Public complaints against BP are twofold: Most give poor ratings to its reaction to the massive spill, and most blame the company and its drilling partners for taking unnecessary risks that could have caused the spill.
But the government itself is also in the line of fire. More Americans have given negative ratings to federal reaction to the BP spill
then poll respondents gave to the government's initial handling of the aftermath of Hurricane Katrina.
Overall, 69 percent of those polled now say the government has done a "not so good" or "poor" job handling the spill. More polled, 81 percent, give low marks to BP for its response. (Some 59 percent give negative ratings to both thefederal government
and BP.)
Criticism of the government and BP crosses party lines and spans the country. The Democratic discontent with the government's response today — 56 percent give it low marks — contrasts with majority GOP support for federal efforts a few weeks after Katrina stuck in 2005.
Another sentiment shared across the partisan divide is the rising feeling that the situation in the Gulf represents a major environmental disaster. About three-quarters of those polled now say so, up significantly from a Pew poll last month.

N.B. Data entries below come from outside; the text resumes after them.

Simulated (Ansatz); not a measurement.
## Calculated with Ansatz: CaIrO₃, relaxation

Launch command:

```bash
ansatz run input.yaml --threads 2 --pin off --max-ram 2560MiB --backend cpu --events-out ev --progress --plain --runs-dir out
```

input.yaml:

In the new Post-ABC poll, those who see the spill as a disaster overwhelmingly advocate criminal charges against BP and its partners, and altogether 64 percent of Americans say the government should pursue such legal action. Most Democrats (74 percent) and independents (67 percent) support criminal investigation; Republicans divide 50 percent in favor, 44 percent opposed.
The poll was conducted June 3 to 6 among a random national sample of 1,004 adults. The results from the full poll have a margin of sampling error of plus or minus three percentage points.